I doubt drop tanks, frankly.

Does it need to go to Gateway? Doesn't the architecture allow (at least for the first landing) a more direct approach? Ie: comanifest a LOI stage with Orion on B1b, and send the lander ahead to LLO?

It needs to have something more than what we see in this picture to even get from LLO to Surface and back.  Something extra is needed. e.g. A transit vehicle or drop tanks.
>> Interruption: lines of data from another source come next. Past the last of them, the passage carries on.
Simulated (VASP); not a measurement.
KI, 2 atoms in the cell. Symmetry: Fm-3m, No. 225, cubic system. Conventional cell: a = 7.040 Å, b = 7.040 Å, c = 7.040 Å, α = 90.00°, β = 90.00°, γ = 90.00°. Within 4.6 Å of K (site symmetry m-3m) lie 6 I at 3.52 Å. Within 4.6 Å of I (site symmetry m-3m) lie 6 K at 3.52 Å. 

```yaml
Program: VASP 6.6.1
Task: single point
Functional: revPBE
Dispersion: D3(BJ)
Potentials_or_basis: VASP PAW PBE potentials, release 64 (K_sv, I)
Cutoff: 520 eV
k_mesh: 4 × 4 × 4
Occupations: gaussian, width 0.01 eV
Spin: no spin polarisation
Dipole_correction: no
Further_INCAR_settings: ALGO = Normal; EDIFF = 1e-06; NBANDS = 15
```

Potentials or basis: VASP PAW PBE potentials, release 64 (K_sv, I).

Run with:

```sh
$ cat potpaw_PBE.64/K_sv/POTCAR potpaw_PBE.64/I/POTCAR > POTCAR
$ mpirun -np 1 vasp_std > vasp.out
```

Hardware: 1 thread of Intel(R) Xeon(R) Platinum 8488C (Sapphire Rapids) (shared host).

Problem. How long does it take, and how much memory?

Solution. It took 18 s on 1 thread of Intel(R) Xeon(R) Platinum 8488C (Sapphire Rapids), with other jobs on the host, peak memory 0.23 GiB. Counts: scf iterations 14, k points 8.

Obviously the lander needs to be able to rendezvous at the Gateway.  The initial flight may be more direct (maybe), but NASA will not select a lander design that cannot do the Artemis mission profile including Orion rendezvous at the Gateway.  My guess is that it will be launched by two Falcon Heavy LVs, EOR docking the lander shown (ascent vehicle), with a hypergolic fueled transit vehicle, autonomously guided rendezvous with the Gateway for crew transfer from the Orion.  The transit vehicle then carries the lander to a suborbital path to the lunar landing site, and the TV is then dropped immediately prior to the AV landing on the lunar surface.  The AV is potentially re-usable - with each mission a new Transit Vehicle docks at the Gateway, refilling the AV tanks.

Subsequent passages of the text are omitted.